On New Year's Eve many US municipalities will be ringing in a bit more than 1983. At the stroke of midnight, areas whose air quality doesn't meet Clean Air Act standards will be subject to punishment by the federal government.
The US Environmental Protection Agency (EPA) lists 472 counties whose atmosphere is not up to snuff. Critics claim EPA is simply swinging its switch around in the air to goad Congress into passing a lenient Clean Air Act rewrite.
But the issue remains stymied in Congress, as efforts to amend the Clean Air Act collapsed during the post-election session. Underlying the whole mess is the argument between industry and environmentalists over how clean an atmosphere America can afford.
Under the Clean Air Act, local air-quality control regions - usually counties - were required to meet certain standards for airborne particles and pollutants such as nitrogen dioxide by the end of 1982.

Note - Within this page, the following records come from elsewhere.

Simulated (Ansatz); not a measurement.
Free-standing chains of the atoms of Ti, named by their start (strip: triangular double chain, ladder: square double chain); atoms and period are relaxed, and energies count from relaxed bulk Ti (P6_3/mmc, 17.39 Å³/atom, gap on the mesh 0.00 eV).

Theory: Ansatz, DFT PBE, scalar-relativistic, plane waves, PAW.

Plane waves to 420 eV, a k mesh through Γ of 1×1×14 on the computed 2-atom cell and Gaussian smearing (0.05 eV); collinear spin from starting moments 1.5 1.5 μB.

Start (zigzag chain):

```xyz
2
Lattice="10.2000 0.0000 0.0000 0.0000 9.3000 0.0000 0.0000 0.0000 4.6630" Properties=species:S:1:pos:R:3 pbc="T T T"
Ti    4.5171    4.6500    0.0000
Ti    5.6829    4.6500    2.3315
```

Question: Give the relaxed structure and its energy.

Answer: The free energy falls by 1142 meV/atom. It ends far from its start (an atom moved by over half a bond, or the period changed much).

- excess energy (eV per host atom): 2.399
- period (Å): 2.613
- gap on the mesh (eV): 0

Any country whose overall atmosphere has too much of even one pollutant is subject to EPA retaliation. The environmental agency, for instance, could prevent construction of factories or other major sources of pollution. It could cut off funds for highway construction and clean air programs.
An EPA document drawn up in November listed 472 counties that need to clean up their act. But the agency is not about to cart off all these regions in a paddy wagon.
Kathleen Bennett, an EPA assistant administrator, says the agency will divide violators into two groups: the sincere ones, and the shirkers. Counties that have a ''high probability'' of soon meeting the standards will be spared the rod. Those are far behind in their cleanup efforts face discipline.
Only about 140 counties are in the second, at-risk category, says William Becker, executive secretary of the State and Territorial Air Pollution Program Administrators.
In any case, says Mr. Becker, EPA must lumber through a lengthy and complex process before it can slap sanctions on violators. ''We don't expect any real action until summer,'' he says.
Then there's the question of whether the EPA really has to play tough guy at all. EPA chief Anne Gorsuch says simply that her agency is bound to enforce the law - and that the law mandates sanctions.
''When you all start screaming, don't scream at me,'' she told an audience of state environmental officials this fall. ''Scream at Congress, because they're the only ones that can do anything about it.''
Congress doesn't necessarily agree. Sen. Robert Stafford (R) of Vermont, chairman of the Senate Committee on Environment and Public Works, says the law mandates punishment only for areas that really aren't trying to clean their atmosphere at all.
''The EPA, by imposing sanctions, could (in some cases) actually violate the law,'' says a congressional committee staffer.
Some feel the EPA may simply be bluffing in an attempt to force Congress to refurbish the Clean Air Act - something legislators tried to do all last year. But even with the December deadline staring them in the face, Congress members couldn't balance industry and environmental concerns and pass new clean air legislation.
The Senate environment committee passed a bill generally favorable to environmentalist concerns, but a House panel remained deadlocked over legislation that industry liked better, and a last effort to compromise during the post-election session failed.
Almost everyone involved agrees that the air-quality deadline should be relaxed. But Senator Stafford and many environmentalists want provisions added that would force new standards for hazardous pollutants and acid rain.
The administration, on the other hand, wants eased auto emission standards, and changes in the rules that protect already clean air from new sources of pollution. This point of view is also held by a key House member, Rep. John Dingell (D) of Michigan, chairman of the House committee considering the issue.
When the 98th Congress convenes, the Senate will probably move quickly on its bill. But the House, which remains split over the issue, will likely lag behind.
And the EPA's sanctions won't be forestalled by quick congressional action. Congressional sources say a Clean Air Act rewrite can't be wrapped up before Labor Day at the earliest.